Posted in:

ESPN to End 29-Year Run of ‘The Sports Reporters’ in May

After nearly 30 years on the air, ESPN has decided to end its Sunday morning sports talker “The Sports Reporters” in May, as first reported by Sports Illustrated’s Richard Deitsch on Jan. 23. Its final edition will air on Sunday, May 7.

Conceived in 1988, “The Sports Reporters” was, as described by its producer Joseph Valerio, “the first [national] sports TV show based on the less-than-telegenic notion of having sportswriters sit around mulling national stories.”

The show’s two primary hosts were legendary sportswriter Dick Schaap from 1989 until his death in 2001 and longtime ESPN sports personality John Saunders from 2001 until his death in 2016.

Some of the nation’s most famed sports writers were regular panelists on the show including Mitch Albom (Detroit Free Press), Bob Ryan (Boston Globe), Mike Lupica (New York Daily News), and William C. Rhoden (New York Times).

Over the past decade, several noted female sportswriters and commentators also made regular appearances like Jackie MacMullan (formerly of Boston Globe, now of ESPN) and ESPN’s Jemele Hill.

“The Sports Reporters” was the forerunner that spawned today’s current studio sports discussion shows including the popular “Pardon the Interruption” (another original Joseph Valerio production hosted by two former regular “Sports Reporters” panelists from Washington, D.C., Tony Kornheiser and Michael Wilbon), “Around The Horn”, and “First Take.”
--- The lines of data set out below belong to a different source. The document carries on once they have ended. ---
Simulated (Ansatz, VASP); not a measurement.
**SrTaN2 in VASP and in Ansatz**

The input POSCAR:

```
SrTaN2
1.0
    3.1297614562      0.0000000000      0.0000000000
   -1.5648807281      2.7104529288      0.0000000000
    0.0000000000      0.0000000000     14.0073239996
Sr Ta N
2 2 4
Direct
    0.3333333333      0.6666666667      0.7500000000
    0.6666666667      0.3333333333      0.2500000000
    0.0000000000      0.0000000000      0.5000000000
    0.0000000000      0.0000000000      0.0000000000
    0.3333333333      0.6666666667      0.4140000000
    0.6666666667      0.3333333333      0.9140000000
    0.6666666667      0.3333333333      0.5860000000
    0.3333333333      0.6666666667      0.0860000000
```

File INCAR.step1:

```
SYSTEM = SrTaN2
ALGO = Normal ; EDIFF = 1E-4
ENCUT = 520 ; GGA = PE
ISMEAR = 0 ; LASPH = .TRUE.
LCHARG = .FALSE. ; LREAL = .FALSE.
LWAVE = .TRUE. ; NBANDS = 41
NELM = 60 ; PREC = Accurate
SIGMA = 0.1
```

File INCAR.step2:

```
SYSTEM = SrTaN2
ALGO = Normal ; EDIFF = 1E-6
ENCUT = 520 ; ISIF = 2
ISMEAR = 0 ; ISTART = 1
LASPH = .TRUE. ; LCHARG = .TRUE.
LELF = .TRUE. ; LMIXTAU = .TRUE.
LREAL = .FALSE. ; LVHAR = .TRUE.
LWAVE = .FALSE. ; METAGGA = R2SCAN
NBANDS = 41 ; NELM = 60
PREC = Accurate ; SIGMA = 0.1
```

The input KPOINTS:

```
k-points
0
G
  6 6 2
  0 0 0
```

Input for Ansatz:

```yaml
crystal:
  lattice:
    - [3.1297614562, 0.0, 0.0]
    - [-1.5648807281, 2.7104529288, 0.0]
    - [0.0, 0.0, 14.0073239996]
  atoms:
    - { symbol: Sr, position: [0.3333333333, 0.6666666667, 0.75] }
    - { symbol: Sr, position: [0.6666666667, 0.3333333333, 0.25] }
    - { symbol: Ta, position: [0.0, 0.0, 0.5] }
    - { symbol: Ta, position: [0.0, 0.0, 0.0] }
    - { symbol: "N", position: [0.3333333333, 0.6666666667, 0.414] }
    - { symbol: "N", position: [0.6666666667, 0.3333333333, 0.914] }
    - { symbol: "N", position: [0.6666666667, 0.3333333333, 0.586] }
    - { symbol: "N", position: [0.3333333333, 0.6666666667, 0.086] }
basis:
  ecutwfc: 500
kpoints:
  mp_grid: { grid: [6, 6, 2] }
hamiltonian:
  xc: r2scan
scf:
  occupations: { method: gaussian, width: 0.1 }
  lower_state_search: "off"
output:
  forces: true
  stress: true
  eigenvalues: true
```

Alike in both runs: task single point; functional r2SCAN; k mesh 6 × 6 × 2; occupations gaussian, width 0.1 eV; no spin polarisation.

Once “The Sports Reporters” concludes its run in May, ESPN will fill its Sunday morning slot with the hourlong sports newsmagazine “E:60.”

Written by Douglas Pucci

Douglas Pucci (a.k.a. “Son of the Bronx”) has worked with Mr. Berman for more than a decade. A Bronx native, NYU graduate and once-intern for VH1's "Pop Up Video," Pucci went on to design, build and maintain websites for various non-profit organizations in his hometown of New York City. He also contributes to the sports website Awful Announcing.

1656 posts

2 Comments

Leave a Reply
  1. First NATIONAL version perhaps. I know Chicago had The Sportswriters on TV by the mid ’80s. I expect there were similar incarnations elsewhere. I bailed on Sport Reporters even before Dick Schaap died. Too predictable.